The Latin American Music Center (LAMC) is proud to present A Salsa Night!, the center’s final concert of the 2012-2013 season, Thursday April 11 at 8pm, at the John Waldron Arts Center.
A Salsa Night! will feature the Latin American Popular Music Ensemble (LAPME) and Grammy Award Winner and guest artist Gonzalo Grau, who will be visiting the Jacobs School for the fourth time since 2006. Included in the concert will be a collection of Grau’s own compositions and arrangements.
Grau has performed with Aquiles Báez and Grammy Award Winner Adam del Monte, and was a guest performer in IU’s collegiate premiere of Osvaldo Golijov’s opera Ainadamar, conducted by Carmen-Helena Téllez.
During the week of March 19 - 22, Grau was in residency with members of the Jacobs School’s Latin American Popular Music Ensemble (LAPME). A Salsa Night! reflects the collaboration between the LAPME and Grau during that time.
“This has been an exciting year for the LAMC,” reflects interim director
Erick Carballo. “In the fall the LAPME presented a concert of flamenco music with guest artist Adam del Monte and we launched our Chamber Music Series ‘Salón Latino.’ We have started to record the CD of cello solo music with Nicholas Mariscal (winner of the Third Annual Latin American Music Recording Competition,) our Latin Valentine Concert sold out, and now we are fortunate to have Gonzalo Grau working with our LAPME students. Mr. Grau is not only a great artist, but also a very knowledgeable musician. He has the ability to fluently perform the languages of classical, popular, and jazz musical styles, connecting these styles in a way that is very enriching for the students and practical for their emerging careers.”
About Gonzalo Grau
Grau began his musical studies at the age of five in Caracas, Venezuela, developing skills on many instruments from the viola da gamba to the flamenco cajón. He has recorded over fifty CDs with a diversity of styles and instruments, and working as performer, producer, and composer.
In 1995, Grau was awarded a scholarship at Berklee College of Music, where he graduated in 1998 Summa Cum Laude as a Piano Performance Major. Since then he has collaborated on many projects with ensembles in traditional and contemporary Latin styles. In addition to performing, Grau also produces and arranges for a variety of national and international artists such as Sally Potter Films, Mango Blue, Edwin Pabón, Brass Roots, Saxomanía, and his own band, La Clave Secreta (formerly known as “La Timba Loca”).
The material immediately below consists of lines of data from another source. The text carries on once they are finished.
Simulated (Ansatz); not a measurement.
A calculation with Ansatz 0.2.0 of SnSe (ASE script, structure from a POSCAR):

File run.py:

Grau has been part of vanguard Venezuelan projects such as Maroa, Aquiles Báez Group and the Gonzalo Grau Quintet, as well as the US-based Maria Schneider Orchestra (Grammy Winner 2005), and Latin jazz group Timbalaye. He performs flamenco as a multi-instrumentalist on percussion, cello and piano, and has worked with renowned artists from Spain and the US such as Antonio Granjero, La Tania, La Conja, Pedro Cortés, Jesus Montoya, Edwin Aparicio, Chuscales, Omayra Amaya, and Alejandro Granados.
Classically, Gonzalo has collaborated with Argentinean composer Osvaldo Golijov in the writing of La Pasión Según San Marcos (2001 Grammy Award nominee) and the opera Ainadamar (2007 Grammy Award winner). In 2005 he composed and orchestrated the work Nazareno for the Albuquerque Symphonic Orchestra, commissioned by the National Institute of Flamenco.
His contributions to theater and film include an arrangement of El Carretero for Sally Potter’s 2004 film Yes. He also composed the score for and musically directed Landscapes and Impressions by Craig Strong and Robert Castro, which was produced by the Santa Fe Opera.